An in-depth analysis of the government's higher education white paper warns of a future sector polarised between a small group of elite universities and the large majority forced to lower tuition fees to less than £7,500 per year.

The paper, published by the Higher Education Policy Institute on 18 August, argues that elements of the new higher education system will drive down the prices charged by universities but at the expense of social mobility.

According to Hepi, the controls being placed on student numbers will only amplify existing disparities between institutions.

Oxford, Cambridge, Imperial and LSE are the obvious winners from the proposals, since they are the most selective and turn away candidates with AAB grades—the threshold above which no recruitment restrictions apply.

Other universities, including some Russell Group and 1994 Group members, will have no option but to drop their fees in the next few years to avoid dramatic cuts to their student numbers, Hepi claims.

This is because each university is losing a further 8 per cent of its centrally-allocated student numbers so that the government can create a pool of 20,000 floating places. Only institutions which are charging an average of less than £7,500 per year will be eligible to bid for these places to replace what they have lost.

“[These proposals] largely address the financial consequences of proposed fees higher than anticipated by the government,” says Hepi. “However, their logic is to create two sets of institutions—a new binary divide…the choices available to students will be no greater and the burden on institutions no less than now. And the cost—in terms of disruption and uncertainty for institutions and the financial cost to students and taxpayers—is likely to be considerable.”

Social mobility is threatened as students with AAB+ are concentrated in fewer universities and the most selective institutions are left with less leeway to make ‘contextual’ offers to promising students from disadvantaged backgrounds with lower grades.

Hepi also predicts that institutions that fail to ‘play the game’ could become unviable and that some universities will protect their reputations by maintaining higher headline fees but use large fee waivers to lower their average student rate.

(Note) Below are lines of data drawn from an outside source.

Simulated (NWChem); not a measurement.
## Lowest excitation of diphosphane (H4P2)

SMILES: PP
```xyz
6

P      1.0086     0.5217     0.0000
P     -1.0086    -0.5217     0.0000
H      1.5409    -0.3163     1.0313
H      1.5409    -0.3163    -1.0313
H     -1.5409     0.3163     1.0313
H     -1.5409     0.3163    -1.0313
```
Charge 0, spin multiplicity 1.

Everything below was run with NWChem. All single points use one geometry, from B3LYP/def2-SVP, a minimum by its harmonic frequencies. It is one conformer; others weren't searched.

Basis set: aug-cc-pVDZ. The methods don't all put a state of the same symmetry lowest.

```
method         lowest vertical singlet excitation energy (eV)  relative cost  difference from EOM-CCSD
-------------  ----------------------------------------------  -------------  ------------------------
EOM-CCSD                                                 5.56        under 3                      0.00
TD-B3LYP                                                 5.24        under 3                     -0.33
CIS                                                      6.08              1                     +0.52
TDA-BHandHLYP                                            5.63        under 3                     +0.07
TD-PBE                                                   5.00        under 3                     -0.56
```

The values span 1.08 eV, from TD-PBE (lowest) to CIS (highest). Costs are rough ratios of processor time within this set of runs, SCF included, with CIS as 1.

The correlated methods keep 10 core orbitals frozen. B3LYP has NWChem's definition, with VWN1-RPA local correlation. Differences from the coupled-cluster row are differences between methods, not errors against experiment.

In order to maintain student numbers, many universities will look to offer merit-based scholarships, potentially diverting resources from widening participation.

“An arms race will have been created, with no beneficiaries other than those students with AAB+ grades,” Hepi concludes.

Beside the impact on higher education, Hepi argues future taxpayers will be hit following the government’s miscalculation of the long-term default rate on the much larger loan scheme needed to meet the cost of higher fees.

The report outlines a scenario in which an annual disparity of £0.5 billion could accrue between government estimates and actual, future write-offs. This represents a problem for future generations who will have to meet any shortfall in revenues when it arises years down the line.